Environmental and agricultural policy groups have derided him as being too cozy with “Big Ag,” pointing to the rapid consolidation in the farm sector that occurred under his watch, when companies such as Monsanto and Bayer merged.
Critics of Mr. Vilsack, who recently earned $1 million a year as a lobbyist for the dairy industry, worry that he will favor big industry over independent farmers and not do enough to ensure worker safety.
Food safety and labor advocates also criticised his decision as secretary to allow a significant increase in slaughter line speeds in poultry plants, which can increase the risk of injuries to workers, along with a revamp of the chicken inspection process to allow meatpacking employees to perform some of the duties previously carried out by government inspectors.
“If past is prologue, we have strong concerns that he will continue to do the bidding of industry,” said Zach Corrigan, a senior staff lawyer at Food & Water Watch, a consumer and environmental watchdog group, which opposes Mr. Vilsack’s nomination.
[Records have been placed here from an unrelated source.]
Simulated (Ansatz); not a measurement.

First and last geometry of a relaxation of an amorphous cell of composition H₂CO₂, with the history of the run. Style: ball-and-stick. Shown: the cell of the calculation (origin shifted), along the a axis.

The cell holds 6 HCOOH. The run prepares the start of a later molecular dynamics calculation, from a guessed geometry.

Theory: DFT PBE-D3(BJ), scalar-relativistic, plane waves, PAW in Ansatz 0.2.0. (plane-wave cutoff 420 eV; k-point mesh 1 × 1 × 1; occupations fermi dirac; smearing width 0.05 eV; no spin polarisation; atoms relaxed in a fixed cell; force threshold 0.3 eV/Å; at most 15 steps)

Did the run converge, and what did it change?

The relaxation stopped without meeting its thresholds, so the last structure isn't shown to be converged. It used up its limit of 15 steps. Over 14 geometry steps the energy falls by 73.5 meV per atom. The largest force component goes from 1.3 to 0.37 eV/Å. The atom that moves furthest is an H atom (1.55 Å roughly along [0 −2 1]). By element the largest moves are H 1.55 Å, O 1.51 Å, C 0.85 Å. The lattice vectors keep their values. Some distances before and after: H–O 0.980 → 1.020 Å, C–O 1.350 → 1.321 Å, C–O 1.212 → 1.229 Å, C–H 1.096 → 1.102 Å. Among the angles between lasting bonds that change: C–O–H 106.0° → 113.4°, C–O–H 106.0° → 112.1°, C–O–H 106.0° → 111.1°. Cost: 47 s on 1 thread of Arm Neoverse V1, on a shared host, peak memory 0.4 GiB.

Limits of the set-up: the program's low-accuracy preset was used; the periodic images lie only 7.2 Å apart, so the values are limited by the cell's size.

“I think he’ll fold under pressure from the ag lobby, the subsidy lobby and big agriculture,” said Ken Cook, president of Environmental Working Group, a nonpartisan organization that is critical of industrial agriculture. “I really do feel as if we needed fresh leadership there on a number of grounds.”
While many farm groups such as the National Farmers Union and Feeding America have expressed support for his nomination, some farmers are wary that the Biden administration could herald new and onerous regulations.